Design, Creative & UX job market report cover, Indianapolis-Carmel-Greenwood, IN, 2026-04

Is Design, Creative & UX a Good Job Market in Indianapolis-Carmel-Greenwood, IN?

Produced by Callings.ai on May 10, 2026

Executive Verdict

Market rating: competitive | Confidence: Medium

This is a competitive market, not a shut one. Indianapolis metro unemployment was 3.1% in February 2026, and the local sample still showed more than 30 Design, Creative & UX postings across more than 20 companies over the last 90 days.[20][18] The problem is selectivity: statewide Design, Creative & UX employment was essentially flat year over year in April 2026, but active postings were down 18.9%, which usually means fewer net-new openings and tougher odds per role.[21][19] If you are targeting Indianapolis, the market currently favors hands-on designers who can cover Adobe production work plus Figma, user research, prototyping, accessibility, and AI-assisted workflow.[3][10][25]

Best positioned: The strongest profile right now is a generalist UX or digital designer willing to work on-site and able to show Adobe craft, Figma workflow, user research, prototyping, accessibility basics, and AI-assisted process fluency.[4][3][10][25][26][27]

Main caution: Do not treat the local $119,000 UX salary midpoint as the pay floor for the whole category; broad Indiana offered-salary data for Design, Creative & UX is much lower, and many local openings skew toward entry or mid-level execution work.[1][2][5]

What Changed Recently

What This Means for You

Entry-Level Candidates

Difficulty: Moderate to high. The local mix includes about 45% entry-level roles, but employers still screen hard for Adobe Creative Suite, Illustrator, Figma, and basic research and prototyping skills.[5][3]

Best target: Hands-on junior digital design or UX-support roles that blend visual production with Figma, user research, and prototyping instead of pure concept work.[3]

Biggest mistake: Presenting only polished mockups without showing process, feedback, and how you used AI or accessibility checks.

Next step: Rebuild your portfolio into two job-ready case studies and apply within 48 hours of new openings; typical active postings stay open around 21 days.[8]

Mid-Career Candidates

Difficulty: Competitive. About 40% of local roles sit at mid level, but only about 15% are senior and essentially 0% are lead+, so you need to look like a hands-on doer, not a design-only strategist.[5]

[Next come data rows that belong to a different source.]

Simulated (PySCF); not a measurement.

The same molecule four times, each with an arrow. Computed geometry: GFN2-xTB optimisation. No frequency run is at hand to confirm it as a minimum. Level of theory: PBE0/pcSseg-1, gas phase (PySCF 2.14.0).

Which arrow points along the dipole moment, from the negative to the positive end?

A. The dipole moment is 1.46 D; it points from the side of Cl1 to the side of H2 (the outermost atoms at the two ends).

Best target: Generalist UX, product, or digital design roles at consulting, sports or event, and project-based employers where design craft plus stakeholder execution matters.[9][3]

Biggest mistake: Chasing remote-only senior titles and assuming past title prestige will carry the search.

Next step: Show one portfolio story that ties research, design, accessibility, and measurable business or user impact together, then broaden your search to on-site and hybrid roles because that is where most local openings sit.[4][10]

Career Switchers

Difficulty: Moderate to high. When local postings name education, the mix usually centers on bachelor's-level requirements, but it is varied rather than absolute, so proof of skill can still offset a nontraditional background.[11]

Best target: Accessibility, front-end-adjacent, or design-operations paths where your past domain knowledge can combine with Figma, Adobe, process discipline, and WCAG awareness.[10][3]

Biggest mistake: Trying to compete head-on for pure UX titles without evidence of research, prototyping, or shipped work.

Next step: Complete one recognized credential such as the Google UX Design Professional Certificate, then publish a real before-and-after case study showing research, prototyping, and accessibility fixes.[12][10]

Salary Reality

high pay highly concentrated

Local pay evidence is thin and split between observed offered-salary data and salary-guide estimates. The cleanest Indianapolis-specific figure is Robert Half's projected 2026 starting salary midpoint of $119,000 for UX designers, but that is a guide for one role rather than an observed metro median for the full category.[1] For the broader category, Revelio Public Labor Statistics shows mean offered pay on new Indiana openings at about $57,179 in April 2026 (n=277), versus about $72,496 nationally (n=43,544).[2]

In practice, Indianapolis can still pay well for true UX and product work, but much of the broader local design mix looks more like generalist creative or production work than high-end product design. That helps explain why a UX-specific salary guide can sit far above broad opening averages.[1][2][3]

The upside comes with concentration and selectivity. Local openings skew about 65% on-site, about 45% entry level, and only about 15% senior, so strong pay is not widely distributed across the whole market.[4][5]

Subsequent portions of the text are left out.